A fresh report finds that some young Swedish speakers in Finland are more comfortable in English than they are in Finnish.
Swedish-speaking pupils in Helsinki told Yle they don’t learn enough spoken Finnish at school to manage in everyday situations.
"Instruction focuses way too much on grammar and not enough on how to speak," high school student Olivia Linder from Tölö gymnasium in Helsinki told Yle.
Students told Yle they wanted Finnish classes to focus on improving everyday communication skills.
"We’re all going to have to speak Finnish. And that’s not something we’re learning right now. You lose your confidence when talking if you’re just thinking about the grammar," fellow Tölö gymnasium student Adele Westerlund added.
A recent report by think-tank Magma found that many teens in Finland’s Swedish-language schools were having an increasingly difficult time with Finnish. On the other hand, the share of those with excellent Finnish-language skills had also risen.
The report said some Swedish-speaking teens in Finland prefer to speak English in everyday situations because they felt insecure using Finnish.
The Swedish-speaking School-student Union of Finland (FSS) has also criticised the level of Finnish-language education in Swedish schools.
"As we can see in Magma’s report, many kids switch to English when faced with speaking Finnish. To be able to speak Finnish means using it," said FSS president Emelie Jäntti.
"No button for learning Finnish"
In Finland, the Finnish National Agency for Education determines school curricula, including material covered in language classes.
Yvonne Nummela, a counsellor at the agency, accepted students’ criticism that instruction may sometimes home in on the finer points of grammar. But she added, "Finnish grammar is expansive."
Nummela said challenges for most Swedish-speaking students relate to reading and writing in Finnish. Some kids living in strong Swedish-speaking environments may also need more help with their verbal Finnish skills.
As a Finno-Ugric language, Finnish doesn’t sit on the same Germanic language branch as Swedish and English. This means Swedish speakers don’t have a grammatical framework for Finnish and those living in predominantly Swedish-speaking communities often learn Finnish from zero.

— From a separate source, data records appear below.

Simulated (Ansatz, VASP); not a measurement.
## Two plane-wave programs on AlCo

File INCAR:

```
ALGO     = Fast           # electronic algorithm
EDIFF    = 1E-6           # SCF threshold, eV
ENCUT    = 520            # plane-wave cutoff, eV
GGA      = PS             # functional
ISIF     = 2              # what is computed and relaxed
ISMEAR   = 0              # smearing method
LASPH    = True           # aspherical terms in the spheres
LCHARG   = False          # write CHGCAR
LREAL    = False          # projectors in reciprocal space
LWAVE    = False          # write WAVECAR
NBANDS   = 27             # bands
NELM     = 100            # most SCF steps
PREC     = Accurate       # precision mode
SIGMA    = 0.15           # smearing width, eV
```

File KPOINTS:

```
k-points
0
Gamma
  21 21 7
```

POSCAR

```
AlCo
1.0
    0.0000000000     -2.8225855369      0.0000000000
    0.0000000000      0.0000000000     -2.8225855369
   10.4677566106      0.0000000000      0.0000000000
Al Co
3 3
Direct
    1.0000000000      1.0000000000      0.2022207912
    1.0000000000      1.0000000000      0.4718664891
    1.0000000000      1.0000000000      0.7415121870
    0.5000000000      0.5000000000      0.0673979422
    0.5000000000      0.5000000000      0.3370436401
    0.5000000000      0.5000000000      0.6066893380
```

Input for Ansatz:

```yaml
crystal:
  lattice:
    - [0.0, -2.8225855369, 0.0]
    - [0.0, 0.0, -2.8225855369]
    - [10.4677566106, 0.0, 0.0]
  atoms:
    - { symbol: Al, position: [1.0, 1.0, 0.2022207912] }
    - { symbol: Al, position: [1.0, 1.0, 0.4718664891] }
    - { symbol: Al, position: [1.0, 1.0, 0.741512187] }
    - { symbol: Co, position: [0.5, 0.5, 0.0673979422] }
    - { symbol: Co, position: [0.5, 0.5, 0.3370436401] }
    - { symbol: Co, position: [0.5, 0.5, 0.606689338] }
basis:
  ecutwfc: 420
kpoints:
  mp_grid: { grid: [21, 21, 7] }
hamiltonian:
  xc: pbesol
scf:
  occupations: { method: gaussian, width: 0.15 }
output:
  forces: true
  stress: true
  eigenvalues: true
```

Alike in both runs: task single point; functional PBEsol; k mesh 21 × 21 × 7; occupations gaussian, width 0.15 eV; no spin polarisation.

"Finnish isn’t like Swedish or English in the sense that you would have the tools ready for learning Finnish grammar. There’s no button to press for learning Finnish," Nummela added.
About 5.2 percent of Finland's population are part of the Swedish-speaking minority, but the population has steadily declined since the 18th century, when nearly 20 percent spoke the language. However, Swedish remains one of the country's official languages.